How to Know God and Know His Will for You - with quotes from Spinoza, Stephen Hawking and the Bible

In a very real sense, objectivity is seeing things from God's perspective. Right now you are undoubtedly subjective - where outside suggestions, emotions and imagination mix together, and left over baggage from all your yesterdays color each new moment.

Fixated to thought, wherein the ego thinks it will find answers, you never meet the moment with fresh eyes as you did as a child). Now you prejudge people. If your child did something naughty yesterday, you wait until he does it again today (or your mind plays tricks on you and you think he is doing it again), and you say "I knew he would do that."

Nor do we live and move and have our being in a spontaneous way. We drag around a self image which we either struggle with, try to hide, or seek to maintain.

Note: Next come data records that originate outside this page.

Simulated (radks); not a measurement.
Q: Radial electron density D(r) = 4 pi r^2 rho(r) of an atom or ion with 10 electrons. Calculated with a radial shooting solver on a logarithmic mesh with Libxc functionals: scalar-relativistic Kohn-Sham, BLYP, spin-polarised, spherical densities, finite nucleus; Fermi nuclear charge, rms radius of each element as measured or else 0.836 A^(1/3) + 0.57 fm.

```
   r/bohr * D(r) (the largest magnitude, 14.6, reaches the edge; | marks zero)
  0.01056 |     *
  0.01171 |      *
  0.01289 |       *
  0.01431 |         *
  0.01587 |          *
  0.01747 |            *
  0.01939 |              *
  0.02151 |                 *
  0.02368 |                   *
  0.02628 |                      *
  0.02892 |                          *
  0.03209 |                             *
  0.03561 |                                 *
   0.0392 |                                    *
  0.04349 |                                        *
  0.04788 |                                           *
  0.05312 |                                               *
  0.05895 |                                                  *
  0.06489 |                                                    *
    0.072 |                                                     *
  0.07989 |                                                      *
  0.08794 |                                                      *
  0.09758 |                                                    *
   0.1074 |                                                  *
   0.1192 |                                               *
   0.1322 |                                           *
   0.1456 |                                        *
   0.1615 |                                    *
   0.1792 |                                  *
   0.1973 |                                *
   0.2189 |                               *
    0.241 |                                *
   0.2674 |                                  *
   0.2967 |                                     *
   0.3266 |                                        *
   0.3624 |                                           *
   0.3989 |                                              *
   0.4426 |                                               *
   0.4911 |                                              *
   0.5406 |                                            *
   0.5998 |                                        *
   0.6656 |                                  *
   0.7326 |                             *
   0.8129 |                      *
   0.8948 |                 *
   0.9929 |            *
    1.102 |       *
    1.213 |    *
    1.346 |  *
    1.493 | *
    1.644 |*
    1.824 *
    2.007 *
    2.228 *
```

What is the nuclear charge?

It is a struggle to try to keep together the house of cards of our life and our fragile pride--soon the struggle makes us fatigued, and we have a nervous breakdown, get depressed, or get drunk.

When we are objective, on the other hand, we set aside our ego and look at things objectively. We don't have any grudges or preconceived notions. We see what there is to see, and we look to intuition, not thinking, for guidance as to what to do (if anything).

With our ego out of the way and our emotions idling, we can have a detached attitude of friendly neutrality. We are neither for nor against. We neither love nor hate. We are friendly, calm and dispassionate. This is a healing balm for our our frazzled nerves and our overworked organs. It is also a healing balm for relationships. We let go of resentment and judgment. We become free to speak the truth, and also to love unselfishly.

The best part is this: not only are we objective and reasonable, but by not being emotional and judgmental, and by getting out of thinking and fantasy, our soul is receptive to wordless intuitive guidance. We wait until we know in our heart what is right or fair. And this insight is wisdom from God.

Every lady who ever took a self defense course is told to "trust your gut." She is told to trust her intuition. This is excellent advice. If only we could all follow it. Not just in moments of danger, but in every moment of our life. It would lead us to safety, happiness, fulfillment, creativity, and even to the pot of gold at the end of the rainbow.

Mostly we ignore it. We doubt it, and we believe more in what someone on the outside says than in the quiet testimony in our hearts. And when we have a choice between doing the right thing and doing the selfish thing, most of us will do the selfish one--then of course rationalizing and excusing it.

But there is an even bigger reason why we don't follow our intuition. We inherit a prideful nature, and this pride never wants to admit it is wrong. Most of us get angry if someone catches us in a wrong. We defend our wrong as if it were right, and we try to confuse people about what they see in us.

The key moment in a person's life is when he or she has erred (such as by resenting our partner or our parent, by being cruel to someone, or by denying principle to be selfish) and our intuition (which now feels like conscience) makes us quietly aware that we erred.

As long as we flee from conscience into thinking, fantasy, distractions, or drugs--we deny God His moment. Were we to be still and quietly bear the little bit of pain for seeing our wrong, and were we to be sorry in our heart--we would be reconciled to the God of conscience.

It is so simple. But most people are stubborn and won't do it. Besides, lovers, seducers, motivators, the feel good experts, and a bevy of friends know how to tease, challenge and irritate you on the one hand, and then comfort, soothe, and give you tension relief on the other. Between loving and hating them, you never have the space to find yourself.

Take heart. Peace of mind and intuitive insight to live your life properly and face the next moment with poise and reasonableness are as near as the meditation exercise (combined with a willingness to know the truth).


"It is the nature of mind to perceive things from a certain timeless perspective"

Baruch Spinoza, philosopher


"However, if we do discover a complete theory, it should in time be understandable in broad principle by everyone, not just a few scientists. Then we shall all, philosophers, scientists, and just ordinary people, be able to take part in the discussion of the question of why it is that we and the universe exist. If we find the answer to that, it would be the ultimate triumph of human reason--for then we would know the mind of God"

Stephen Hawking, theoretical physicist, from his book A Brief History of Time

For this is the covenant that I will make with the house of Israel after those days, saith the Lord; I will put my laws into their mind, and write them in their hearts: and I will be to them a God, and they shall be to me a people:
And they shall not teach every man his neighbour, and every man his brother, saying, Know the Lord: for all shall know me, from the least to the greatest.